New powers put privacy laws to the test

The government's move to give more agencies access to personal Internet and telecoms information will put a strain on the Data Protection Act and other institutions, say critics

Privacy advocates said that upcoming moves to broaden the government's electronic surveillance powers will put a strain on existing consumer-protection legislation such as the Data Protection Act (1998).

Next Tuesday MPs will debate a draft order that will effectively allow a broad range of government agencies, including all local authorities, the NHS, the Postal Services Commission and the Food Standards Agency, to demand the communications records of Internet and telephone users. The agencies, all of which have some law enforcement authority, were not previously guaranteed access to the records without a court order.

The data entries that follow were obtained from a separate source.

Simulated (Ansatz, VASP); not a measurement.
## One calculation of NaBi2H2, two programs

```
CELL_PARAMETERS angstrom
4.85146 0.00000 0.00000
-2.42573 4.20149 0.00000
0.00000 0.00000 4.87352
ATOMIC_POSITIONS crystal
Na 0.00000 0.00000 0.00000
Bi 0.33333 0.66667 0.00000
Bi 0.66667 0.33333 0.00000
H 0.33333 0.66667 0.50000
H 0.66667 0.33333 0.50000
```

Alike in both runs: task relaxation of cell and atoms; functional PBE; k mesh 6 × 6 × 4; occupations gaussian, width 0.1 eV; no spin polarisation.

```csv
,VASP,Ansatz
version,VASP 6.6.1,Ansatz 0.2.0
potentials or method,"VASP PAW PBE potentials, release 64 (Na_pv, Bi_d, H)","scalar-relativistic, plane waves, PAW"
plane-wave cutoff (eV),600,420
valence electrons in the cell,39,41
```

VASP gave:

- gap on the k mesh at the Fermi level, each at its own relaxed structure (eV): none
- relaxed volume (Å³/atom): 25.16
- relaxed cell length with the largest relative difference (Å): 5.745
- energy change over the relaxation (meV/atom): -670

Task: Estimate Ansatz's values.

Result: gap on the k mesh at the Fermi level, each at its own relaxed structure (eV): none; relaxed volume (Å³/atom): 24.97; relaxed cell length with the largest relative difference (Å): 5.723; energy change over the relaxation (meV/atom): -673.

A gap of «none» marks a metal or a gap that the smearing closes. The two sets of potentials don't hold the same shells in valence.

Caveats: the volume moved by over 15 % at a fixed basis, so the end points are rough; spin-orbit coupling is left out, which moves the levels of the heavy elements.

The powers are the latest expansion of the Regulation of Investigatory Powers Act (RIPA), passed last year, which will require ISPs to install so-called black boxes to monitor Internet traffic, and will give the police powers to demand that encrypted messages are decoded and those involved in investigations remain silent.

RIPA was originally extended to law-enforcement agencies such as police departments. The new rules will give RIPA powers to organisations which may or may not be sufficiently prepared to handle sensitive personal information, according to critics.

"The troubles start once the data is accessed," said Dr Yaman Akdeniz, director of Cyber-Rights & Cyber-Liberties. "There are question marks over how the data will be scrutinised. There are issues about the protection and security of data accessed by these organisations. Big Brother is slowly integrating itself into our society."

Much of the burden for regulating how organisations use and distribute the information will fall on the Data Protection Act (1998), which prevents organisations from revealing personal data. It also states that a communications provider must only retain traffic data for the length of time necessary for legitimate billing purposes, although an exception is made for the prevention and detection of crime.

But critics say the Act will be difficult to enforce. "It's easy to say that there are already some laws in place to handle this, but in practice it's difficult to see those standards being applied," said Akdeniz. "The real damage was the enactment of RIPA. This is just putting the legislation into action."

The Home Office said that under RIPA, the retention of personal data is effectively determined by each government agency: "It depends on what they want it for. It needs to be kept for a sufficient length of time for court proceedings or for law enforcement."

Information requests will be approved by a designated individual within each body, according to the Home Office, but there will be no independent review of RIPA requests. However, requests can be audited by the Interception of Communications Commissioner.

The burden will be on individuals to take complaints to the investigatory powers tribunal if they feel their information has been misused. However, the tribunal has been heavily criticised by members of the Intelligence and Security Committee (ISC), Britain's intelligence services watchdog, which said in a debate last year that it was underfunded and understaffed.

Alan Beith MP, a member of ISC, said at the time that the tribunal was "quite incapable of carrying out its job" with its tiny support staff. Beith said that the tribunal was "Britain's defence in relation to the European Convention on Human Rights," and warned that it could not be guaranteed to protect these rights.

The Home Office said that the RIPA changes should be viewed "less as strengthening investigatory powers than as better regulation... These organisations previously could have requested ths information and got it or not, but now it is being put into a statutory framework."

Will Knight and Wendy McAuliffe contributed to this report.